Negotiations over I-90 parking lots stuck on legal technicality
As Washington and the city of Spokane negotiate who should control revenue from parking lots beneath Interstate 90, state officials say the root of the impasse is in the state constitution.
With a 50-year lease slated to expire in May, the future of the lots remains unclear.
The state granted the city a lease to oversee and maintain the lots beneath downtown Spokane’s I-90 overpass in 1971. In turn, the city leases the 12 lots to schools and private businesses. In recent years at least, the city has made a marginal profit on the lots.
But entering negotiations on the first new lease in decades, state officials insisted that, legally, they’re required to pull at least some of the profit the city of Spokane earns on the lots into the state Motor Vehicle Fund.
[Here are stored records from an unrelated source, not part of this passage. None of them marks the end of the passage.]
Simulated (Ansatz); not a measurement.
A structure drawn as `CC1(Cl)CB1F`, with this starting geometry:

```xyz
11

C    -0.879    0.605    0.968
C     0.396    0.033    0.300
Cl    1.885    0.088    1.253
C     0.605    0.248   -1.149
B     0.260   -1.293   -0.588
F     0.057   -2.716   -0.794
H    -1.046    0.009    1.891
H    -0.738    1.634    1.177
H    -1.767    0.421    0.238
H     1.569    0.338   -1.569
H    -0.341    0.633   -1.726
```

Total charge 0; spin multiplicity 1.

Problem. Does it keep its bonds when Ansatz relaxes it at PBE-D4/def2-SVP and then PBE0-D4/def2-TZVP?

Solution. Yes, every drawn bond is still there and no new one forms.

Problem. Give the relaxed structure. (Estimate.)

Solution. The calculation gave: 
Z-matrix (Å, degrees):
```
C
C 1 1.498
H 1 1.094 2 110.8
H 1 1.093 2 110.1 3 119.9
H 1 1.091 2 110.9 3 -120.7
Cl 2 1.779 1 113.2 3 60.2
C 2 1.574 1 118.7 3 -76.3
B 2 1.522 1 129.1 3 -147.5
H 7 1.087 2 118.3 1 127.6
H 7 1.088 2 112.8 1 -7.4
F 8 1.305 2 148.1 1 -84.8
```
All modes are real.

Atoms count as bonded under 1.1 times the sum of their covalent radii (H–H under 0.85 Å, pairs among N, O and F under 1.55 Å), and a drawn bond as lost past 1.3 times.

“Things have changed in 50 years,” said Jason Huotari, property management supervisor for DOT’s Eastern Region. “By law, we’re required to collect revenue from highway assets for non-highway use functions…what the city is doing is a non-highway use function.”
Some costs can be written off, Huotari said, but not all.
Not collecting funds from the lots would be a violation of the 18th amendment of the Washington State Constitution, the DOT’s attorneys have argued, pointing to a 1975 analysis by the Attorney General’s Office. Under the current lease, the city doesn’t pay the state anything, which isn’t legal by today’s standards, Huotari said.
The city has aimed for what it believes to be a compromise.
Last week, city officials unveiled a five-year, $300,000 plan to the Spokane City Council to spend down its profits and make several improvements to the lots, including reconverting an abandoned skate park into a usable parking lot for vehicles.
The city has invested in projects at the parking lots and public property near the overpass before – including beautification projects near I-90 entrance ramps – but never programmatically.
The state supports the concept, but still questions its legality, and Huotari said the compromise language proposed by the city “kind of mucks thing up for us if we come under an audit.”
“Their idea, I think, is great. We would love for it to work. But it’s just, can we make it work legally? That’s what’s in question,” Huotari said.
Ultimately, the city’s interim asset manager David Steele told the City Council last week, “there’s no incentive for the city to do a tremendous amount of work and bear the brunt of all the phone calls if (the state) will not agree that these dollars need to stay in the system.”
Revenue from the parking lots are kept in an account separate from the city’s other funds.
The city made about a $40,000 profit on managing the lots in 2020, the fifth straight year it ended in the black after losses in 2013, 2014, and 2015.
Should the state be left to manage the lots itself, Huotari said the it would likely issue a request for proposals and tap a private company to manage them. The company would share a percentage of its profit with the state.
If negotiations fall apart, Steele told the council that the city would likely invest its remaining funds elsewhere.